By Joseph J. Fisher, Communications Section, Bureau of Ships

In the Navy's radio teletype systems afloat, the carrier frequency shift system is generally used for long range communications. Three preceding articles in the Journals of April, September, and December 1956 explained how the signals in the Navy's radio teletype systems were formed for short range operations and for the carrier frequency shift transmit system. This article describes the basic operation of the carrier frequency shift receiving system.

A standard shipboard installation has two radio receivers, a receiver transfer switchboard, a converter-comparator group, a teletype panel, a switching control, a teleprinter, and a power supply (figure 1).

For simplicity of explanation figure 2 depicts a simplified system with one receiver, one of the converters, and the comparator removed from the full system shown in figure 1. Assuming the switching control is set for "carrier frequency shift receive," and the power supply is furnishing the necessary looping current to the teletype panel, the signal may be followed.

The signal in its path from the antenna to the teleprinter takes various forms, that is, the same message is in three types of signals: From the antenna into the receiver, it is a frequency-shifted radio carrier wave (figure 3); from the receiver to the converter, it is a continuity of two audio frequencies; and from the converter through the teletype panel and switching control to the teleprinter it is direct current (d.c.) "marks" and "spaces."

The signal changes take place in the receiver and converter. The receiver is used to tune in the radiofrequency carrier wave with its mark and space frequency shifts. Also the receiver separates the audio frequency from the carrier wave (figure 4).

The receiver output of mark and space audio frequencies is then fed into the converter (figure 4), where they operate a keyer unit that converts them into their corresponding d.c. marks and spaces. These mark and space signals operate a selector magnet in the teleprinter machine that changes the electrical impulses into printed characters to form intelligence in a message format.
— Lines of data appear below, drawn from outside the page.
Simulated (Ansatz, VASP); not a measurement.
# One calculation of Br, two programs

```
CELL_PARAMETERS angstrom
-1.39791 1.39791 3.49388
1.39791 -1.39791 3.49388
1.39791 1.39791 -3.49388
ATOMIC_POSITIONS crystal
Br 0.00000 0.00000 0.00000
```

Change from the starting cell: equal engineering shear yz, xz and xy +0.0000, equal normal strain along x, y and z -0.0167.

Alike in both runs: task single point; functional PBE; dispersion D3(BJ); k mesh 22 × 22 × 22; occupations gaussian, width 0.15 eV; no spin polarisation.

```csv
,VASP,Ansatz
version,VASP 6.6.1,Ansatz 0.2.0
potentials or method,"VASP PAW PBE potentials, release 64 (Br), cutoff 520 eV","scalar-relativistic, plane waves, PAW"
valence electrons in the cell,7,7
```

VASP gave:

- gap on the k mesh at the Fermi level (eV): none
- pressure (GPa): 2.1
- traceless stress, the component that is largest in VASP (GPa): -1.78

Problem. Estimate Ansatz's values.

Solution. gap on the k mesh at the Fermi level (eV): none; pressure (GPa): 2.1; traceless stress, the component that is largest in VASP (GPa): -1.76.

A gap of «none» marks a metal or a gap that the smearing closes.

To illustrate further, return to figure 2 the receiver and converter previously removed and add a switching control, and a standby teleprinter as shown in figure 5. 

Then, assume that the second receiver is receiving a different incoming message on a different carrier shift radiofrequency that is channeled through a separate loop in the teletype panel (figure 6). With this arrangement, two separate messages can be received simultaneously on two teleprinters. However, if the second teleprinter is eliminated and the comparator replaced so that the converters and comparator are a unit once again, then a third method of operation is possible (figure 1).

As previously stated, this system was designed for long range radio teletype operations. The carrier frequency shift system is the best way to send the teleprinter's rapidly keyed signals over long distances where fading and interference are generally present.

If the atmospheric conditions are good, the frequency shifted carrier wave will deliver a strong signal to a receiver far away. Reception will vary as determined by atmospheric conditions which may weaken and garble the signal or may cause it to fade out entirely from time to time (figures 7 and 8). Also conditions may vary at times from one atmospheric layer to another, or from day to night, and from season to season. Such variations may also distort and weaken the signal, even cause it to disappear momentarily.

Such conditions and variations should not affect two different frequencies in the same way at the same time. At any given moment they may garble or weaken one signal but not the other. Two different frequencies will seldom be faded or distorted simultaneously. Therefore for reliable long-range radio teletype operations, the Navy uses frequency diversity transmission.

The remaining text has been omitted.